It isn’t often I get a scoop but this one fell splat in the inbox. Russia - Moscow to be precise - has been chosen to host ‘Potato 2007‘.

Forget about the Olympics or the Eurovision Song Contest or the G8. Potato 2007 is a starch summit that’s as vital as any to Russia’s energy security.

The hard fact is that Russia is far from what most people imagine as Potato Central. It’s actually a huge importer of the nation’s staple diet.

Russian Potato Production. Not Exactly High-Tech.

If you caught Vilhelm Konnander’s last blog, you’ll appreciate that Russia may have won the space race after the war but it possibly lost the seed husbandry race in 1940. The efforts of the (then) world’s most advanced botanical institute were scuppered and sidelined by the regime as ‘bourgeois science’. Talk about knock on effects. Now even a miniscule country like Holland exports potatoes to Russia - principally its all-conquering ‘Bintje’ potato variety.

Interesting aside. The ‘Bintje‘ potato strain was developed by a Dutch schoolteacher and named after a pretty little girl called Bintje - his favourite student in the class. Today he probably would have been locked up on some paedophile charge but, since this happened in less paranoid times, ‘Bintje’ has gone on to become Europe’s preferred white potato. Mostly because she makes great chips.

And here’s another big problem for Russia. It imports potato chips from over 15 countries. When you sit down to a glass of Baltika and and a bag of nibbles in a Moscow bar, the potato element is most likely to come from Poland or Korea.

Russia is working on the problem, though. It is propagating niche strains of potato such as ‘Russian Blue’. Not in my supermarket yet but here’s a foretaste.

Texture: Mealy to Very Mealy
Uses: A top rated baking potato. Excellent for brightly colored salads.
Other: Very high in antioxidants, especially the skin. Keeps its color when cooked.

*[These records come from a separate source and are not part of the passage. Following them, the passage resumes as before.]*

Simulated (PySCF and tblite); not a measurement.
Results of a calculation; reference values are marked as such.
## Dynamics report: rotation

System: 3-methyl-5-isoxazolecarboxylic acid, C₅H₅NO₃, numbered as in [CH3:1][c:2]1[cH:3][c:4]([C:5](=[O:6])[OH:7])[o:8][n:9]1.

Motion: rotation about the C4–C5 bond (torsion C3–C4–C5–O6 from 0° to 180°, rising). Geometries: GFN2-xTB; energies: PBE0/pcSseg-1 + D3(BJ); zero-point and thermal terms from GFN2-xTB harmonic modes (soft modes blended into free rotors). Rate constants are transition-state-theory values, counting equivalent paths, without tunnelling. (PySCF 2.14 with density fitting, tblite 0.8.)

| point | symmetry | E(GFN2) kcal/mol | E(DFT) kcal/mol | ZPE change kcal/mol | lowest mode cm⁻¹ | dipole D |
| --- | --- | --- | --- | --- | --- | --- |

Currently, Russia is wondering about turning over its 3,5 million hectares of potato fields to GM crops. That old colorado beetle is still around. But the transgenic seeds for Russia will come courtesy of US Giant Monsanto, so this may be a political hot potato for Putin.

Anyway, all will be revealed at ‘Potato 2007′ in Moscow. See you there. (Just Kidding.)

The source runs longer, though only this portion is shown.